The 49ers don't need Stanford tight end Coby Fleener, but they could certainly use him if he's available. (Photo by Mike Ehrmann/Getty Images)
When pick No. 30 comes up tonight, the San Francisco 49ers will select Georgia Tech wide receiver Stephen Hill.
Or Wisconsin guard Kevin Zeitler … or Midwestern State guard Amini Silatolu … or North Alabama cornerback Janoris Jenkins … or Stanford tight end Coby Fleener.
The truth is, of course, we don’t know who the 49ers will select, or even when they will select, because General Manager Trent Baalke could well make a deal to move up or down in the draft.
He may well take Hill, Zeitler, Silatolu or Jenkins, four names most often mentioned in mock drafts.
But whatever the 49ers do, they should follow only one concept: They should not draft for need in the first round.
With picks in the second through seventh rounds, Baalke can address his needs and wants. Pick a guard to replace Adam Snyder at right guard. Pick a wide receiver for depth and speed. Pick a cornerback to push the starters and provide better nickel coverage.
In the first round, however, Baalke should simply take the best player available.
Even if that player is a running back, a defensive lineman, an offensive tackle, a linebacker or a tight end – positions at which the Niners already have talent and depth – that’s what Baalke should do.
The Niners have no gaping holes. Twenty-one of 22 starters return from a team that came within one victory of going to the Super Bowl. The defense is dominating and the offense improved as the season progressed. So, Baalke has the luxury in the first round to follow his scouting instincts and take the best player available.
It may make no sense to the Niners fans who will gather around the TV tonight to watch ESPN or the NFL Network, but it’s exactly what Baalke should do, because a player with talent will find his way into the lineup.
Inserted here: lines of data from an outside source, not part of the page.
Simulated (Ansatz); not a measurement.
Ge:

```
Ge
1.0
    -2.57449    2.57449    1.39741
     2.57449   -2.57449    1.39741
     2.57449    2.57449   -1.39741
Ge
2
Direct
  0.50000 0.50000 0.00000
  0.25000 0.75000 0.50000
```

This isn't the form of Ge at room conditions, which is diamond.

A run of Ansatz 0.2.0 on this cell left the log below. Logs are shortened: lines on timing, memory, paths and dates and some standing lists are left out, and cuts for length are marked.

Take Stanford tight end Coby Fleener, for instance.
The 49ers already have a terrific pass-catching tight end in Vernon Davis and a strong backup in the versatile Delanie Walker. Why take Fleener? Because if he’s there, Fleener appears to be a tight end who can make a difference – a young player with good hands, good size and a good track record as a big-time player for Andrew Luck and Stanford. If he’s drafted, he’ll play, and head coach Jim Harbaugh and offensive coordinator Greg Roman will find a way to use him.
But Fleener is just an example.
If Jerel Worthy, a defensive tackle from Michigan State, drops to the 30th pick, or Nick Perry, a defensive end from USC, is still there, Baalke should take his pick, even though the Niners’ defensive line is stocked. Either Worthy or Perry (if they live up to their billing) will pay off eventually.
Since taking over as 49ers GM, Baalke has made all the right moves.
Now we’ll get to see how he does in the first round when there’s no obvious need to fill.